The reason for this blog is to help get specific dogs adopted from TAS but equally important is to try to normalize the idea of shelter dogs being just as good and just as desirable as any other dogs including those which are regularly merchandised by backyard breeders, puppy millers and those few remaining pet store owners who still feel a need to sell live animals. The single greatest stigma shelter animals still face is the belief that shelter animals are substandard animals. Anyone who has had enough experience with shelter animals knows this is untrue but the general public hasn't had the same experiences you've had. They see a nice dog photo in a glossy magazine and too many of them would never think of associating that dog with a dog from a shelter. After all, no one abandons perfectly good dogs, right? Unfortunately, as we all know, perfectly good dogs are abandoned all the time.

The public still too often associates shelter dogs with images of beat up, sick, dirty, severely traumatized animals and while we definitely sometimes see victims such as these, they are certainly not the majority and, regardless, even the most abused animals can very often be saved and made whole again.

Pound Dogs sometimes discusses the sad histories some of the dogs have suffered. For the most part, though, it tries to present the dogs not as victims but as great potential family members. The goal is to raise the profiles of animals in adoption centers so that a potential pet owner sees them as the best choice, not just as the charity choice.

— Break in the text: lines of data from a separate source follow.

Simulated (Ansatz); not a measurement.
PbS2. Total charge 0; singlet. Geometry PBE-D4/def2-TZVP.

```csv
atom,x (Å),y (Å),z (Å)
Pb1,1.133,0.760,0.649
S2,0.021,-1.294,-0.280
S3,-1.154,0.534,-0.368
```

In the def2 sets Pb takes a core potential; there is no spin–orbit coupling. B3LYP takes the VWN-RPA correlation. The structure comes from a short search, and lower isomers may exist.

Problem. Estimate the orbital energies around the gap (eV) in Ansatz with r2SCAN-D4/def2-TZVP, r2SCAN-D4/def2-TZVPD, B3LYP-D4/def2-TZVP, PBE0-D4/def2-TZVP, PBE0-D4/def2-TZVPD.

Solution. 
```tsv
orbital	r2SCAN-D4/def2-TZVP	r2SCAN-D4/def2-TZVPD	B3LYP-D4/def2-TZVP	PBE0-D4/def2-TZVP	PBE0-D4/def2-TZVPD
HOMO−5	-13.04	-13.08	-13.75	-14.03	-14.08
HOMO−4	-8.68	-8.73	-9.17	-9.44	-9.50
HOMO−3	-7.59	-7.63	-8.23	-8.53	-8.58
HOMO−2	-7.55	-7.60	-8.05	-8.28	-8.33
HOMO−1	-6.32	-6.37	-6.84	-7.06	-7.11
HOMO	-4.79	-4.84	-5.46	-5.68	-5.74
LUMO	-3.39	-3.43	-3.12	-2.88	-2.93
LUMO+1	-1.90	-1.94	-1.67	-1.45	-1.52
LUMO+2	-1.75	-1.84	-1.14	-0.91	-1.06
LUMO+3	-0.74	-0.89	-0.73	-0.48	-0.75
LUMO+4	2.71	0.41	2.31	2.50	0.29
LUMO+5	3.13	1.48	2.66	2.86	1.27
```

So, here's the favour I'm asking. Whenever you see a dog picture on these pages you think is decent enough, I'd like you to consider sharing it on Facebook or any other social media sites you're using (I know many of you do this already and thank you for that). And when you share it, please mention that the dog in the photo is a shelter dog like so many other shelter dogs waiting for a home. If we can get even five percent of the pet buying public to see shelter dogs differently, to see how beautiful they are and how wonderful they are, and to consider shelter dogs as their first choice for a new family member, we can end the suffering of homeless pets in this country.